Hi everyone,
I’m currently integrating Temporal with OpenTelemetry and Datadog for distributed tracing. I’ve implemented a custom sampler in Go that is intended to always sample and log error spans. The sampler checks for error indicators—specifically, an "error"
attribute or an "otel.status_code"
attribute set to Error
—and logs the span details when an error is detected.
My goal is to ensure that all error traces are properly logged and visible in Datadog’s temporal log view. However, despite the sampler correctly sampling these error spans, I’m not seeing the expected error logs in Datadog.
Has anyone encountered this issue or could share insights on best practices for logging error spans in the context of Temporal and OpenTelemetry? Are there specific configurations or recommended approaches—either within Temporal or Datadog’s exporter settings—that might be necessary to capture these error details?
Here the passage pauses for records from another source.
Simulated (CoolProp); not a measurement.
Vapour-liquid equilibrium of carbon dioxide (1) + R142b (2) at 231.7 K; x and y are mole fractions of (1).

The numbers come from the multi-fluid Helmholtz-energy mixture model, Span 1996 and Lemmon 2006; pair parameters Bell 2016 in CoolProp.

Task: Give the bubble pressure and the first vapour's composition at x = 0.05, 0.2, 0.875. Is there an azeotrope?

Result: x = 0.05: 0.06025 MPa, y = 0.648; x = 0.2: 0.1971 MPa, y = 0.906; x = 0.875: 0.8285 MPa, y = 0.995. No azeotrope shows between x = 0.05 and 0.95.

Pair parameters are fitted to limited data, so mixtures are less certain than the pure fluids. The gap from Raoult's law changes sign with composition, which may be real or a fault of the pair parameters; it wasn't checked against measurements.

Any guidance or pointers to relevant documentation would be greatly appreciated!
Thanks in advance for your help.
package sampling
import (
"fmt"
"log"
"go.opentelemetry.io/otel/codes"
sdktrace "go.opentelemetry.io/otel/sdk/trace"
)
type CustomSampler struct {
defaultSampler sdktrace.Sampler
}
func NewCustomSampler(defaultRatio float64) sdktrace.Sampler {
errorAwareSampler := &CustomSampler{
defaultSampler: sdktrace.TraceIDRatioBased(defaultRatio),
}
return sdktrace.ParentBased(
errorAwareSampler,
sdktrace.WithRemoteParentSampled(errorAwareSampler),
sdktrace.WithRemoteParentNotSampled(errorAwareSampler),
sdktrace.WithLocalParentSampled(errorAwareSampler),
sdktrace.WithLocalParentNotSampled(errorAwareSampler),
)
}
func (s *CustomSampler) ShouldSample(p sdktrace.SamplingParameters) sdktrace.SamplingResult {
for _, attr := range p.Attributes {
if attr.Key == "error" || (attr.Key == "otel.status_code" && attr.Value.AsString() == codes.Error.String()) {
return sdktrace.SamplingResult{
Decision: sdktrace.RecordAndSample,
Attributes: p.Attributes,
}
}
}
return s.defaultSampler.ShouldSample(p)
}
func (s *CustomSampler) Description() string {
return fmt.Sprintf("CustomSampler(errors=100%%, other=%s)", s.defaultSampler.Description())
}
My goal is to ensure that all error traces are properly logged and visible in Datadog’s temporal log view. However, despite the sampler correctly sampling these error spans, I’m not seeing the expected error logs in Datadog.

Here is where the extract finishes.